Arkin Kaplan Rice LLP v Kaplan |
2014 NY Slip Op 05924 |
Decided on August 21, 2014 |
Appellate Division, First Department |
Published by New York State Law Reporting Bureau pursuant to Judiciary Law § 431. |
This opinion is uncorrected and subject to revision before publication in the Official Reports. |
Decided on August 21, 2014
Tom, J.P., Acosta, Andrias, DeGrasse, JJ.
12424N 652316/12
v
Howard Kaplan, et al., Defendants-Respondents.
Kasowitz Benson Torres & Friedman LLP, New York (Joseph A. Piesco, Jr. of counsel), for appellants.
Kaplan Rice LLP, New York (Christopher J. Roche of counsel), for respondents.
Order, Supreme Court, New York County (O. Peter Sherwood, J.), entered December 4, 2012, which granted defendants' motion to enforce prior court orders to the extent of directing plaintiffs to return money to plaintiff Arkin Kaplan Rice LLP's (AKR) account at Signature Bank forthwith, and requiring two signatures on all future disbursements from the account, unanimously affirmed, with costs.
Plaintiffs' use of funds in the AKR account to pay post-dissolution rent expenses was in violation of a preliminary injunction and subsequent orders limiting plaintiffs' use of those funds to the payment of pre-dissolution expenses. Contrary to plaintiffs' apparent contention, defendants were not required to demonstrate anew their entitlement to the preliminary injunction in support of their motion to enforce the injunction.
We reject plaintiffs' argument that they were not afforded an opportunity to be heard or to present evidence in response to defendants' motion. Plaintiffs' counsel acknowledged on the record in open court that he was prepared to address the merits of defendants' argument, and never sought to introduce any evidence or request additional time to submit a brief in opposition, despite being afforded the opportunity to do so.
Contrary to defendants' contention, the order on appeal is not superseded by the motion court's June 3, 2013 order, since the two orders do not address the same issues.

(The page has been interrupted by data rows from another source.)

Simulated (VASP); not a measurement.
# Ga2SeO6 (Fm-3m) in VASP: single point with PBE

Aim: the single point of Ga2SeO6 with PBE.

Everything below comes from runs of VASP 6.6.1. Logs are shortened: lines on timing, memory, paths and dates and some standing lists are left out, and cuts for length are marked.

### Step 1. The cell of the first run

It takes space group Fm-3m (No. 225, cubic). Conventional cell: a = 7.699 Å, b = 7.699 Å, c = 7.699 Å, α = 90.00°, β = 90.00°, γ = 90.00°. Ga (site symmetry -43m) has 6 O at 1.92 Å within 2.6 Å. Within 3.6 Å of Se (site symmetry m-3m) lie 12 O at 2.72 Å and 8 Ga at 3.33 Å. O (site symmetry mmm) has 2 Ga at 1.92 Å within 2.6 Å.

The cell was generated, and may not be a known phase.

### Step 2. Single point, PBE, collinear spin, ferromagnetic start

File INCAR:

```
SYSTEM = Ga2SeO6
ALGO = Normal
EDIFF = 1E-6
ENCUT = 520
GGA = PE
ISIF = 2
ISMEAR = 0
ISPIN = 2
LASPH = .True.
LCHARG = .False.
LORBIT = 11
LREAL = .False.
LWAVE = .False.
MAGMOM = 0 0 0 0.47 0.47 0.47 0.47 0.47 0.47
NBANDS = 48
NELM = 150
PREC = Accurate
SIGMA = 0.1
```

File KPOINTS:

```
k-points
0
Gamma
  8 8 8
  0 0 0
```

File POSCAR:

While defendants are correct that AKR lacks standing to bring this appeal, because it is [*2]not an aggrieved party within the meaning of CPLR 5511, the individual plaintiffs do not lack standing.
We have considered plaintiffs' remaining contentions and find them unavailing.
THIS CONSTITUTES THE DECISION AND ORDER
OF THE SUPREME COURT, APPELLATE DIVISION, FIRST DEPARTMENT.